UK growth to rebound through 2025 after a sluggish January
Don’t be distracted by volatility in the monthly GDP numbers, because despite a surprise fall in January’s economic output, higher government spending should lead to reasonable growth through 2025. Whether that’s enough to avert tough decisions for the Treasury, we’re not so sure
The UK economy got off to a sluggish start in 2025, judging by the 0.1% fall in output through January. Manufacturing has had a particularly bad run, having grown in just one of the past five months, driven in large part by weakness in car production. Outside of that, it’s hard to pick out many consistent trends from the past few months and the simple reality is these monthly numbers are unhelpfully volatile. January’s fall only partially offsets a very healthy December for overall economic growth (+0.4%). And that strong end to the fourth quarter sets up a decent base for overall first quarter growth, which we expect at 0.3%.
In short, January’s weakness shouldn’t detract from what is likely to be a fairly reasonable year for UK growth. The Treasury is dramatically boosting day-to-day spending this year, even if some of that will get pared back in the Spring Statement later this month. Given much of that spending boost will land in wages, the impact on the wider economy should be discernable in the GDP numbers this year.
January's fall in monthly GDP only partially offset a strong December
The problem for the Treasury is that its independent forecaster, the Office for Budget Responsibility, has been far too optimistic on 2025 growth. Its 2% forecast looked wildly optimistic even when it was announced back in October. The truth is likely to be more like half that.
That downward revision, in and of itself, shouldn’t move the dial too much for Chancellor Rachel Reeves as she tries to rebuild the “fiscal headroom” that has been eradicated by higher market rates. But that is contingent on the OBR making no further downward revisions to growth in future years, which are more heavily linked to its view on longer-term trends for productivity.
The difficulty for the Treasury is that its recent flurry of announcements, from planning reform to airport expansion, are unlikely to convince the OBR to upgrade those longer-term predictions. As we discussed in a separate article, this partly explains why the government is looking more carefully at changes to the UK’s economic relationship with the EU. Closer alignment would almost certainly convince the OBR to boost its forecasts, though we're less convinced this would make a decisive difference to the outlook for the public finances.

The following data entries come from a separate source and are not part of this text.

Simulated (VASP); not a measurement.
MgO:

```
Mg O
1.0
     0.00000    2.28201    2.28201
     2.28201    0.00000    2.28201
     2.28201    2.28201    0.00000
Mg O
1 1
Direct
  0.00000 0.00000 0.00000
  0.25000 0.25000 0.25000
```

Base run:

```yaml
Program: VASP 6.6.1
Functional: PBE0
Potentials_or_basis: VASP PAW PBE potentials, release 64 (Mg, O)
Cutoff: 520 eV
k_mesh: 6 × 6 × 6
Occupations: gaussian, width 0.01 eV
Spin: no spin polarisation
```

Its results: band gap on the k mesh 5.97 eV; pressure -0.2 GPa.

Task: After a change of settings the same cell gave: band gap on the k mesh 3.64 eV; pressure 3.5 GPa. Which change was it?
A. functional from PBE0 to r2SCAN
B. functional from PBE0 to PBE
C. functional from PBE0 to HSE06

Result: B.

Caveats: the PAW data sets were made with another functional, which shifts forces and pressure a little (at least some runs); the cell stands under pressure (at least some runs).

For the Bank of England, the recent run of data, including today’s weakness in January GDP, is unlikely to have shifted the dial materially ahead of its meeting next week. In general, the committee seems to be getting a little more cautious, in light of sticky wage growth and services inflation. The major question mark, both for the BoE and the growth outlook generally, is what impact the big tax hike on employers next month will have on the jobs market, which has already cooled significantly over recent months. A spike in layoffs, which so far hasn’t happened, could be a game changer for the 2025 growth outlook and for monetary policy.
For now, we expect the Bank to continue its quarterly pace of cuts, with moves in May, August and November this year.